A university chancellor paid thousands of dollars from institutional coffers so that a former porn star could speak to students. According to Newsweek, University of Wisconsin-La Crosse chancellor Joe Gow paid $5,000 (£3,875) to book Nina Hartley to visit and answer students’ questions about sex and adult media, although the cash came from a self-sustaining fund rather than public money. “This was a real value for $5,000, and a rare perspective we don’t hear every day,” he told the Milwaukee Journal Sentinel. About 70 students attended the 90-minute talk, called “Fantasy vs Reality: A critical view of adult media”, in which Ms Hartley discussed topics such as online pornography and safe sex. The talk was designed to help mark the launch of a new university policy on freedom of expression. At least it makes a change from porn actresses in the US being allegedly paid to keep quiet.
Meanwhile, threats to freedom of expression in academia have led to the creation of a new journal that will allow academics to publish articles on controversial topics under a pseudonym. The Journal of Controversial Ideas is set to be launched early next year by an international group of researchers who feel that frank discussion on campus is being hampered by a culture of fear over offending those on the left or the right of politics. Jeff McMahan, professor of moral philosophy at the University of Oxford, revealed plans for the publication in a BBC Radio 4 documentary. “The need for more open discussion is really very acute. There’s greater inhibition on university campuses about taking certain positions for fear of what will happen,” he told the University Unchallenged documentary. It isn’t clear if it means that every other academic article published from now on will automatically be deemed uncontroversial and, therefore, not worth reading.
Eighties pop sensation Rick Astley went down a storm when he headlined a secret gig at a students’ union bar in Cambridge. Footage released by BBC News Online shows students going wild as the singer performs his 1987 hit Never Gonna Give You Up at King’s College, Cambridge – in front of the red walls and Soviet Union flag that decorate the famously left-wing college’s union bar. The hour-long performance took place after Mr Astley’s gig at the Cambridge Corn Exchange, and organisers were given just 12 hours to arrange the event after being contacted by the singer’s team. The bigger mystery remains Mr Astley’s incredible popularity with the younger fans at King’s, most of whom were born more than a decade after his last hit and would be too young to remember Mr Astley’s appearance in the “rick-rolling” YouTube phenomenon of the late 2000s, too.

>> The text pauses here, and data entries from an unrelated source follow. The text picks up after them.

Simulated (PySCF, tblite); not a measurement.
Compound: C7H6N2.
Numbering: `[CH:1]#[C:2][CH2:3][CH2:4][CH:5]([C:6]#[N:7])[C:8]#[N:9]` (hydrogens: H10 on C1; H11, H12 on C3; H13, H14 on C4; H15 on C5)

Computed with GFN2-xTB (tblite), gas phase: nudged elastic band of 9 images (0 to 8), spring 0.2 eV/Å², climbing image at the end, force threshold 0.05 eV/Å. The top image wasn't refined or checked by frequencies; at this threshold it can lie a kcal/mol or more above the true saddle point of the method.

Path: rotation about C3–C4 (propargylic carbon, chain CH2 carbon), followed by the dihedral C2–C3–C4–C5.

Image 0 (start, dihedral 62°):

There was once a time when “rich” undergraduates who drove a second-hand Ford Fiesta or VW Golf around town were the envy of others on campus. That dynamic has changed slightly at one Australian university, at least, where a photo of three supercars on campus has sparked debate about whether international students are “flaunting their wealth”, MailOnline reported. After a photo of three BMWs – one worth a staggering A$320,000 (£182,000) – parked at the University of New South Wales was uploaded to social media, one commenter said that he had seen a Chinese student driving one of the luxury cars. While some students might bridle at this conspicuous consumption, however, such pricey purchases underline just why Australia is doing all it can to hang on to its A$32 billion international education export industry.
A UK university has defended its decision to warn students to take care when reading an essay on socialist revolution because it might be deemed extremist material, The Observer reported. Politics students at the University of Reading were told not to access an essay by the late Marxist academic Norman Gerras, titled “Our Morals: The Ethics of Revolution”, on personal devices or to leave it lying around where it might be seen “inadvertently or otherwise, by those who are not prepared to view it”, the paper said. The warning was made after the university classified the text by the former University of Manchester professor as “sensitive” under the government’s Prevent counter-terrorism programme. Professor Gerras’ essay rejects terrorism but argues that violence could be justified in the case of grave social injustices, leading critics to wonder how a treatise by a mainstream UK academic could now be seen as a threat to security. Ilyas Nagdee, black students’ officer for the National Union of Students, said the case again highlighted how “normal topics that are discussed as a matter of course in our educational spaces are being treated as criminal”.